Adding to the fantastic gameplay design, this title can be loosely compared to the Soulsborne entries and Nioh. However, while there are a few base similarities, the experience here is altogether distinct and more forgiving. Alongside expected mechanics like evasion and guarding, the most prominent one is Soul Shield. This is essentially a riskier guard that completely negates damages and stuns enemies, but at the cost of Jack’s break gauge, which causes him to collapse for a limited time if depleted. Mastering Soul Shield is essential for success, especially on the hardest difficulty.

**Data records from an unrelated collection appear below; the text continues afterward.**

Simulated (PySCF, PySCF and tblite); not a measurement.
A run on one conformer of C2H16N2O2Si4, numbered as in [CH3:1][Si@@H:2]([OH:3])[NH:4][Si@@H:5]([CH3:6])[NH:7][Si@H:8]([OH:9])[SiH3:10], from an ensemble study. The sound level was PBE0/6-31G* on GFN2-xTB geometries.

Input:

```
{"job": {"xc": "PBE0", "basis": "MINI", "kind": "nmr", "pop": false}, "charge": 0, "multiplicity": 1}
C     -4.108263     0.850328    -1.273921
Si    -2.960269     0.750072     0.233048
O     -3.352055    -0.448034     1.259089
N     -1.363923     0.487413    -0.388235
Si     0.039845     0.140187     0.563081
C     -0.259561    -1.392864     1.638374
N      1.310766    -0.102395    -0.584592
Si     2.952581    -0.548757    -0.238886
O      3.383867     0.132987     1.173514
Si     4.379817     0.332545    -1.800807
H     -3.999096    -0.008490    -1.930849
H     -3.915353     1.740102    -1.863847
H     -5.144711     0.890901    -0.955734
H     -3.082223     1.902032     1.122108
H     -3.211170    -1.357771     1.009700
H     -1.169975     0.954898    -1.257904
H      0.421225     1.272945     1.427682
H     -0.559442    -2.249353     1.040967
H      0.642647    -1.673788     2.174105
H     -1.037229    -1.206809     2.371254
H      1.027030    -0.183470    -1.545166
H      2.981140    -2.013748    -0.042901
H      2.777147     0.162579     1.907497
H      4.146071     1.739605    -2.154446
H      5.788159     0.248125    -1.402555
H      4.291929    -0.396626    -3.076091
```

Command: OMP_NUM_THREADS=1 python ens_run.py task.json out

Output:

I must admit that I found the challenge level lacking. The boss design is fair and creative, yet they’re a tad too straightforward to read, leading to elementary victories. At most, I found myself only failing bosses a few times each. If you’re moderately experienced in more demanding action games, Stranger of Paradise won’t provide too much of a challenge. Ultimately, I primarily attribute this general ease of difficulty to the Soul Shield mechanic, which, even when accounting for Jack’s break gauge, is too generous in its window of availability.
Granted, I don’t want to come off as if I’m bragging or that the game is mindless because it isn’t, but it’s worth knowing beforehand that the title is rather forgiving and welcoming with its difficulty level if you’re willing to die a couple of times and ingrain telegraphs. The choosable difficulty levels and placements of checkpoints right before boss battles also provide a stress-free atmosphere. When reaching the bosses, all of your focus can be affixed to them and not any potential backtracking that might arise from death. Moreover, there are well-crafted tutorials on the world map for every weapon type’s moveset, so you are given transparent avenues for bettering your skills and mastering the fundamentals.
The level design of Stranger of Paradise also deserves notable acclaim as it boasts genuine navigation and occasional puzzles requiring light thought. One of my greatest fears going into this title was that its stages would be too thoughtless in the deliverance of qualitative combat, but I’m glad to see that the areas are still enjoyable to explore in spite of that.
Several side paths, with more inventive ones later on in the experience, also reward players with great loot. Side-missions, which occur in the main story maps, can help players learn more about these areas’ varying paths. If there’s one critique I have with the exploration, I wish there were more naturalistic environments instead of the castles and fortresses that seemed to take center stage. This is personal preference, but I would have liked more area variety. At the very least, the aforementioned exploration supplements the lack of world map navigation.
Equipment is either found in dungeons or granted as rewards for completing missions. The quantity of what you receive can come off as too much, but the Smithy allows for handy dismantling to upgrade materials to enhance the weapons you prefer. The ease of this system is appreciated as the quantity of gear is utilized as more player choice for either altering builds or sticking to what you know works.
The AI-controlled party members have a few pre-determined Jobs that you can choose between, though their equipment loadout can also be altered like Jack’s. One slight complaint I have for the gear is that while it’s neat to see the characters’ attire change according to what the player chooses for them, the amount of headgear that completely covers the face is an unfortunate design choice. This makes expressions less discernible in cutscenes, and having less of this face-covering headgear would make concocting loadouts less frustrating in some minor respects.
The soundtrack is catchy and atmospheric, with there being addictive beats that nicely complement the dungeon crawling. Additionally, the performance on PlayStation 5 is exceptional. Save for frame drops here and there, they’re barely noticeable and are incredibly rare. The presentation will likely be the most divisive facet of this game next to its story.
The questionable character models don’t seem necessarily representative of modern games, but they were never actively offputting throughout my experience. There was never a moment where I found myself distracted by the supposed low-quality presentation. Still, this trait will wildly vary in reception depending on the crowds within the player base. Above all else, I’m simply glad that graphical quality didn’t take precedence over smooth performance.
Stranger of Paradise Final Fantasy Origin is an undeniably stellar action game boasting addictive mechanics that will cater to a myriad of crowds. Even when accounting for a few minor critiques, the combat is some of the best the franchise has to offer. Further, its clever writing choices and conclusion will undoubtedly be lasting and impressionable for those engaged by the narrative. More scenes displaying character banter would have been greatly appreciated, and the presentation can be a dropping-off point for some players. Regardless, this game unabashedly revels in its valorous identity, and those willing to open up to it may be pleasantly surprised.